Foreclosure activity during 2019 fell 21% from the previous year, but a few indicators show a change in direction could be possible, according to a new report from Attom Data Solutions.
The 493,066 properties with a foreclosure filling, or 0.36% all U.S. properties, was the lowest since Attom started tracking this information in 2005. In 2018, 624,753 or 0.47% of properties had a foreclosure filing, while at the peak in 2010, there were 2.9 million or 2.23% of properties.
“The continued decline in distressed properties is one of many signs pointing to a much-improved housing market compared to the bad old days of the Great Recession,” Todd Teta, chief product officer for Attom, said. “That said, there is some reason for concern … given that residential foreclosure starts increased in about a third of the nation’s metro housing markets in 2019.”
“Nationally, the number also ticked up a bit in December. While that’s not a major worry, it’s something that should be watched closely in 2020,” he continued.
Lenders repossessed 143,955 properties through foreclosure during 2019. This dropped 37% from 2018 and fell 86% from the peak of 1.05 million in 2010. In December, lenders took back 13,898 properties through completed foreclosures, down 1% from November, but up 34% from December 2018.
Additionally, in December, 53,279 properties had foreclosure filings, up 7% from the prior month and up 2% over December 2018.

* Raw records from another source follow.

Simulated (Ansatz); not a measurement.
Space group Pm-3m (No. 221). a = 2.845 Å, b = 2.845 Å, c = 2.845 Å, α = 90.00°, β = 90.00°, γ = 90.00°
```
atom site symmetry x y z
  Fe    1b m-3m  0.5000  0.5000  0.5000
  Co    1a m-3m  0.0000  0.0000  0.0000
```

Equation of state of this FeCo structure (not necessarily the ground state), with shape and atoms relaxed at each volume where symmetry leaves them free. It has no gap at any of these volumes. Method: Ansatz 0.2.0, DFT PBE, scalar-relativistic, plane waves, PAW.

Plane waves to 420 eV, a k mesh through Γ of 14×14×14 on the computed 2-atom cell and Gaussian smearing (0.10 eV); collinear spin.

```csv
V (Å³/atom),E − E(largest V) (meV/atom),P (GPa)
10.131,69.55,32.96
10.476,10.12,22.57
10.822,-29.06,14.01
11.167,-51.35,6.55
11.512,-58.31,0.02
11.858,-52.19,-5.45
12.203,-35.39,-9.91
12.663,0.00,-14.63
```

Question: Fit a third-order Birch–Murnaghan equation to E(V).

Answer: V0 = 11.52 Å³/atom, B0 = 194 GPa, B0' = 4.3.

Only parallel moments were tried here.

During the year, 335,985 started the foreclosure process, down 9% from 2018 and the fewest since 2006, the first year this data became available. But 14 states posted year-over-year increases, led by Rhode Island, up 54%.
States with the highest foreclosure rates in 2019 were New Jersey (0.82%), Delaware (0.73%), Maryland (0.66%), Florida (0.63%) and Illinois (0.63%). New Jersey has held the top spot since 2015.